Proximal Block-Coordinate Descent

Updated 16 June 2026

Proximal BCD methods decompose optimization problems into a smooth component and block-separable nonsmooth regularizers, enabling robust handling of constraints.
They utilize adaptive block selection strategies, such as Gauss–Southwell rules, and proximal operators to accelerate convergence and reduce per-iteration cost.
Empirical results demonstrate that greedy variable block updates combined with Newton and proximal steps significantly speed up large-scale, structured optimization tasks.

Proximal Block-Coordinate Descent (BCD) methods are a class of optimization algorithms that target problems with composite structure, where the objective decomposes as the sum of a smooth component and a block-separable, possibly nonsmooth, regularizer. BCD methods capitalize on cheap per-iteration cost, low memory requirements, and natural amenability to parallelization and problem structure. The proximal variant enables handling non-smoothness and constraints within each block update, significantly broadening the domain of applicability in machine learning, signal processing, large-scale statistics, and computational mathematics (Nutini et al., 2017).

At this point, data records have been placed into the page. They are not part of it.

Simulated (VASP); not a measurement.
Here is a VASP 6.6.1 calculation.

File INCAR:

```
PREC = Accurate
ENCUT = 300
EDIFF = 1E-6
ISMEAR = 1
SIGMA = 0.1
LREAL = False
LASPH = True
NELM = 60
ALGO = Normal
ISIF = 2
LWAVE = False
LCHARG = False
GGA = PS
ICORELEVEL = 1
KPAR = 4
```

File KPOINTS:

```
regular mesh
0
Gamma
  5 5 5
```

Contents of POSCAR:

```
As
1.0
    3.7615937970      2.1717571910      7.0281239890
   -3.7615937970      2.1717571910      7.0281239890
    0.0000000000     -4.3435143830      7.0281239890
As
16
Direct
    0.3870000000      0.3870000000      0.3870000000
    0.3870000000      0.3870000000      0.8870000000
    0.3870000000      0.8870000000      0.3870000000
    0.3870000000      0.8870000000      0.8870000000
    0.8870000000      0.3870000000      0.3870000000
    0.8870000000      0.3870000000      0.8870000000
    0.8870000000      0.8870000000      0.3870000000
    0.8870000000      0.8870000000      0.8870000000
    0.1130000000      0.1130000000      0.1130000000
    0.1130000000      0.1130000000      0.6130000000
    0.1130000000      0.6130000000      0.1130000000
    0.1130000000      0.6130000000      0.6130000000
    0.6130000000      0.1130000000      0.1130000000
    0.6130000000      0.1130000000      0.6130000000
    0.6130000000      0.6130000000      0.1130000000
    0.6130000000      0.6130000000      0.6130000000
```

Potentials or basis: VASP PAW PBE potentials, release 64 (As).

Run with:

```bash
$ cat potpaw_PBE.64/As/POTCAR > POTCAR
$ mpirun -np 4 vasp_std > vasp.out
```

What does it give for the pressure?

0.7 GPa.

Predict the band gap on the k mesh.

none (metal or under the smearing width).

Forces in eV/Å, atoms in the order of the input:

1. Problem Classes and Structural Decomposition

Proximal BCD addresses structured problems of the form

$\min_{x \in \mathbb{R}^n} F(x) = f(x) + g(x),$

where $f$ is a differentiable (possibly nonconvex) function with Lipschitz-continuous gradient and $g$ is a block-separable, possibly nonsmooth function. Typical examples include $\ell_1$ -regularized regression ( $g(x)=\lambda \|x\|_1$ ), indicator constraints for nonnegativity ( $g(x) = I_{x \geq 0}$ ), and graph-structured objectives ( $f(x) = \sum_{(i,j)\in E} f_{ij}(x_i, x_j)$ ) (Nutini et al., 2017).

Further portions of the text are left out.